Nice article from the Daily Planet on early numbers for the summer season.  Real Estate, Telluride, Condo, Homes, Mountain Village, Dan Henschel.

Tourism may set record for 8th consecutive summer

STRs of more concern to Martelon than fires, drought

 

 

 

 

 

Did Colorado’s assorted wildfires hurt tourism in the region? Not as much as elsewhere in the West. 

According to Michael Martelon, President and CEO of the Telluride Tourism Board, “Occupancy hasn’t yet been affected by fires too much, certainly nothing like Durango. Yet fires could still have an effect on summer’s tax revenue. We live in a beautiful, extreme place. If it gets too extreme, it could hurt.” 

According to Martelon, “June occupancy of managed properties (hotels and lodges) was down by 3 percent from 2017, but July occupancy was tracking to be up 4 percent.” Additionally, Martelon explained, occupancy figures don’t always supply a complete picture of tourism in the region because they fail to account for gray market lodgings, e.g. short-term rentals by homeowners on AirBnB, VRBO and the like. 

Gray market stays, however, are reported in sales tax revenues — and those numbers are coming in strong. “It appears as though June will be up double digits from 2017 in revenues for the destination (Telluride and Mountain Village combined), thanks to a strong gray-market performance in June, especially in Mountain Village,” Martelon said. 

The regional wildfires that burned closest to Telluride after June 1 were mostly extinguished within 24 hours. The multi-day 416, Horse Park and Burro fires never came within 30 miles, though they certainly sent plenty of smoke into the box canyon. Capricious and impermanent, smoke is nothing to cancel a vacation over, and not many tourists did so, said Martelon. 

If there was one day in particular that suffered in summer’s first half, it was July 4. While he has yet to receive tax revenue numbers, Martelon said, “July 4th this year may well show a lower population (or number of visitors in the destination) than last year. When you don’t have fireworks, you’re going to lose drive traffic. People opt for something else.” 

Indeed, locals saw a flood of cars pour down Hwy. 145 immediately after the Fourth of July parade and picnic. At 5 p.m., the sidewalks of Main Street sat eerily empty beneath an ashy orange sky. 

Martelon forecast a strong August and September for the Telluride/Mountain Village destination. As far as tax revenues go, he said, “We’re hoping to break our summer tourism record for the eighth consecutive year.” 

Occupancy in managed properties set a summer record in 2015, and it won’t likely be challenged. “More people are moving to the gray market,” said Martelon. “There’s not necessarily less people coming; what matters is where they choose to stay.” 

The opening of AirBnB and VRBO homes to tourists has made Telluride’s economic engine chug happily along, filling Main Street with more and more retail shoppers and restaurant patrons. Expensive hotels may not care for it, but the gray market has surely revitalized residential neighborhoods and illuminated the once-dark houses of second-home owners.
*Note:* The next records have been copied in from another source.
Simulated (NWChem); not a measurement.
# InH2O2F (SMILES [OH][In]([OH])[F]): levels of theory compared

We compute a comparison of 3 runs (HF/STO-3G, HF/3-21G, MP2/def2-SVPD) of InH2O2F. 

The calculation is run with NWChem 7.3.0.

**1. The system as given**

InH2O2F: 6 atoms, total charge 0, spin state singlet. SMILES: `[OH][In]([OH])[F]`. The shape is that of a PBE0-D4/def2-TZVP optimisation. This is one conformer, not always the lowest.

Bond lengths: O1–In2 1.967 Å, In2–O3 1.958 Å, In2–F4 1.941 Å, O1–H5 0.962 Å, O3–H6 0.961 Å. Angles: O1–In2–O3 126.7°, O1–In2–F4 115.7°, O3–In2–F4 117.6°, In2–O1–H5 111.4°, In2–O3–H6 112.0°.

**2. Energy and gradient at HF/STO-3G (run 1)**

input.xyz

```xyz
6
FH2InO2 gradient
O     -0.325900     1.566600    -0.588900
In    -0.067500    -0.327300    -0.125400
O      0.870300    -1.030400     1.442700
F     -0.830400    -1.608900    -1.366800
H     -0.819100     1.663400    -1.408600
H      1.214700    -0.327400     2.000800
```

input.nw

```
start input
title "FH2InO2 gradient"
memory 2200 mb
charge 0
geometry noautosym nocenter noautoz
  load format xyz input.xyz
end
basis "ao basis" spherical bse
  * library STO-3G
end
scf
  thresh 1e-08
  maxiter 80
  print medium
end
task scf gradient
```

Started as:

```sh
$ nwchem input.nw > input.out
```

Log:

As such, Martelon disliked the Tuesday decision by Telluride Town Council to pursue putting a tax on short-term rentals (STRs) on the November ballot. “Gray market properties did not cause our affordable housing crisis,” he emphatically insisted. “Collectively, we didn’t have the foresight to plan for what people did with their real estate.” 

Crunching the numbers of the proposed 5 percent excise tax on STRs, Martelon figured that — if passed —Telluride would penalize visitors significantly more than any other ski town. 

“For a $10,000 reservation,” he said, “it would cost $635 more than Aspen, $785 more than Vail and $965 more than Jackson Hole. STRs account for 17 percent of our lodging, and, to me, the thought of penalizing them is short-sighted.”

Martelon dismissed comparisons to the short-term rental situations of Boulder and Crested Butte that were cited in the previous two Town Council meetings. “It’s not apples to apples,” he said. To suggest that landlords moving from long-term to short-term rentals “caused the affordable housing crisis is to truly live in a bubble and not understand that this is totally where the industry is going. 

“What if New York City decided to tax Uber because it wasn’t Yellow Taxi? Uber and AirBnB are disrupters, and disrupters in the travel industry are not going away,” he said.

Telluride lodging is dominated by private residences, with condominiums comprising 57 percent and houses 22 percent. Hotels, which would not be subjected to a new affordable housing tax, make up 21 percent.  

“Let’s not penalize one segment of Telluride’s economy,” Martelon said of the proposed STR tax. “I believe workforce housing is a common cost. Let’s work together to fix it. If we all share in (Telluride’s) victories, let’s all share in the pain.”